Alaska stargazers might be in for a show Sunday night, depending on where they are.
Starting midway through the evening, the Earth’s shadow will make a full pass across the moon, causing the lunar surface to glow a brilliant red as sunlight is refracted through the Earth’s atmosphere — a phenomenon sometimes called a “blood moon.”
The eclipse, lasting about five hours and 11 minutes in its entirety, will be widely visible across North and South America, Europe and Africa. In Alaska, the total eclipse will start at 7:41 p.m., reach its peak at 8:12 p.m. and then end at 8:43 p.m.
Sunday will also mark a “supermoon,” meaning that the moon will be at its closest point to Earth in its elliptical orbit. The minimized distance might make the moon appear slightly larger and brighter, though scientists at NASA warn the difference is usually indistinguishable.
There’s a chance viewers in Anchorage might not have a great vantage point for the eclipse, though, thanks to Southcentral Alaska’s weather.
A low-pressure system coming in from the Southeast on Sunday is going to bring the stargazer’s worst enemy — clouds. National Weather Service meteorologist Michael Kutz said wisps of clouds are likely to push into Anchorage late Sunday afternoon, just before the eclipse, and thicken through the night.

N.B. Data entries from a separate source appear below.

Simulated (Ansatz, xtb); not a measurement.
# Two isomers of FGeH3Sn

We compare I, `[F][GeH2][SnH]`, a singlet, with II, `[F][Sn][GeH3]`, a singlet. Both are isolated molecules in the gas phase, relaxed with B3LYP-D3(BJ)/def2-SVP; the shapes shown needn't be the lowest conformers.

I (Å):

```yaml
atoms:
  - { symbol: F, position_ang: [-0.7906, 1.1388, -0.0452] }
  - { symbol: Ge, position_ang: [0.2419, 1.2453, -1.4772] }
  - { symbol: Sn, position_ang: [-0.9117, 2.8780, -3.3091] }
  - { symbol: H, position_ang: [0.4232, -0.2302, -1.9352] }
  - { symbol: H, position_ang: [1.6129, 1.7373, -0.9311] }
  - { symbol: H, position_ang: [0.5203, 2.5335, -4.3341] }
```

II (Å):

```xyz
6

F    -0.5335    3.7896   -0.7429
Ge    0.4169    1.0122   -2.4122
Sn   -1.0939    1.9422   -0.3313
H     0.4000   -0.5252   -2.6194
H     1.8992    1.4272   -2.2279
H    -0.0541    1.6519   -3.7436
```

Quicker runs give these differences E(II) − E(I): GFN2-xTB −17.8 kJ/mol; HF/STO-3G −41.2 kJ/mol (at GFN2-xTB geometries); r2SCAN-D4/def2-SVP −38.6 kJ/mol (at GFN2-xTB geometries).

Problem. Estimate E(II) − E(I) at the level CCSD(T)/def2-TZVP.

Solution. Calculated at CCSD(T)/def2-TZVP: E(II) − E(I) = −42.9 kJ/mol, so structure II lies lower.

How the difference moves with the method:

However, it’s still possible that the clouds may not thicken enough to obscure the show, Kutz said.
Alaskans up north might have better luck, he said. Viewers in Wasilla and Willow have greater odds of getting a decent glimpse, and north of Talkeetna, skies are expected to be clear. The farther north you go, the better chance you’ll have at seeing the eclipse, Kutz said.
Viewers Southeast of Anchorage, in Valdez and Whittier, might have to travel if they want a clear night sky. Dense cloud cover is expected in that region Sunday night, Kutz said.
Anchorage residents who miss the event may have to wait a few more years to see another one. While total lunar eclipses are relatively common, happening several times each decade and sometimes more than once in a single year, the next one fully visible throughout Alaska won’t come until Nov. 8, 2022.